Pages

Friday, February 6

What's "WATTS FAPPENING?"

Yes, of course the weather will be fantastic this weekend.

Don't even ask me about the mountain weather.

I'll have to figure out a way to ride outside somehow despite my ouchy ribness.  I'm sure as Shinola (what's the diff?) not getting on that trainer device again.



The Pie being out of town, my duties as primary parent will take precedence over most other things.

No better time than now (because I didn't do it before) to mention that the Watts Fappening '15 Brewery Crawl Bike Ride-a-Thon for Alcohol Awareness is going to happen.

Returning the favor and hostiness that Watts showed Bill Nye and I when we visited the small farming village of Greensboro (a town rife with left turns) this past December, we are having him down to play games with us this time. I hope to go on an all-terrain bike ride with him in the morning at the Backyard Trails, clean up, and then head over on bicycles to the start of the day at Sugar Creek Brewing Company @3:00PM.  From there, it's an eight mile journey (basically north and across town) with stops at Triple C, Sycamore Brewing, Unknown Brewery, NoDa Brewing Company, Birdsong Brewing Company, and Heist Brewery to the finish line at the Growlers Pourhouse. 

Whilst I will pump the non-event on Facebook with annoying frequency, I will not be "inviting" anyone.  Three reasons:

1.  I'm only responsible for the welfare of Watts, and getting him back to my house and in bed (alone) at the end of the night is as much as I can handle.

2.  I don't want to go through my list of "friends" on Facebook and try to figure out which ones would not be too geographically-challenged to accept an invite (although someone is already coming from Roanoke, VA).  I know how awesome it is to be invited to go on a shop ride in Dubuque, IA or a birthday party in Yeehaw Junction, FL.

3.  I don't want the butt-hurt elementary school Valentine's experience of forgetting someone I shouldn't have forgotten.  By inviting no one, I show no favorites.  No least-favorites either.  I hate most everyone equally.

There will be no schedule, a loose route, no requirement to drink a beer at every stop, no sag vehicles, no aid stations, no cause served.  Just beer, bikes, and a common goal.

The Pie said I should have goals.  I hope to make her proud.

Some have asked me about the schedule.  I can not set an exact time frame for each stop.  Things happen.  More so when you add beer.  I put this onus of setting the pace on Watts, since this is his fappening after all.

I realize it would have been easiest to just keep the FacePage updated as we move along.

I'm just afraid that once we get a few stops down the road, we may not be so much good with word things on electronical devices.
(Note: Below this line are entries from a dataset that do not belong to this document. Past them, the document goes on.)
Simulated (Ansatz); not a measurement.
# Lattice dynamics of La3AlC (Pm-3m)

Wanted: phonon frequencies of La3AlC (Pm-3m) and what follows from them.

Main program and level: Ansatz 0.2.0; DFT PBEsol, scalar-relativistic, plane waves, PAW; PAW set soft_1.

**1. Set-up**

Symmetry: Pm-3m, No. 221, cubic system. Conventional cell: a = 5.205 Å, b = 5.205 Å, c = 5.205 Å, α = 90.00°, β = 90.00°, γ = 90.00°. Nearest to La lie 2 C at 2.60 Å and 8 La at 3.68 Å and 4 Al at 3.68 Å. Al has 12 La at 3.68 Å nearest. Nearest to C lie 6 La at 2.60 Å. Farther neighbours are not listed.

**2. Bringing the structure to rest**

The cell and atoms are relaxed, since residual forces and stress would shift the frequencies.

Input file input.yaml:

So here it it.  We drink and move at a Watts pace.  He is a pretty solid consumer of beverage, but also a benevolent pacemaker.

Keep your eyes peeled.  When he finishes his beer, he will put on his helmet.  Others will follow.  We'll be heading to the next location in the next five to ten minutes.

I am aware of the timesuck that will be created when we stop at NoDa Brewing Company because our next stop (Birdsong) is right across the parking lot... and there's a food truck out back.  We'll do our best to keep everyone together, but realize that our best may not be good enough.

Things you should bring:

Clothes for a decent temperature swing
$50 (to be on the safe side)
Lights (front and rear)
Lock
Helmet
ID
A smartphone.  If you get lost, this will help you find yourself, the next stop, us, home, a cab... all kinds of things.  If you're privileged enough to blow $40 on beer and tips in a day, you probably have a smart phone.  Tell me that's a terrible thing to say if you want, but it's true.

I'd apologize for doing this on Valentine's Day, but most everyone knows it's a bullshit holiday.  Make out, dry hump, put the P in the V (or B) or whatever you do to honor St Valentine on Friday, mmkay?

MAKE NO MISTAKE.  This will be a waste of almost an entire day.  There is no reason to do this whatsoever.  You will alienate loved ones and at the end of the day have accomplished nothing.

But you will end up about eight miles from where you started and I have no idea how you're getting home.  I'll probably use google maps and the big buildings for reference.

Hopefully I have built this event up to the point where no one will have more than one expectation (that it will happen), and the assurance that you will get your money's worth ($0 entry fee).

2 comments:

Anonymous said...

I like to put the T in the B!

rick said...

$50 doesn't seem like nearly enough unless you're drinking shite! Drink good beer, tip well and repeat.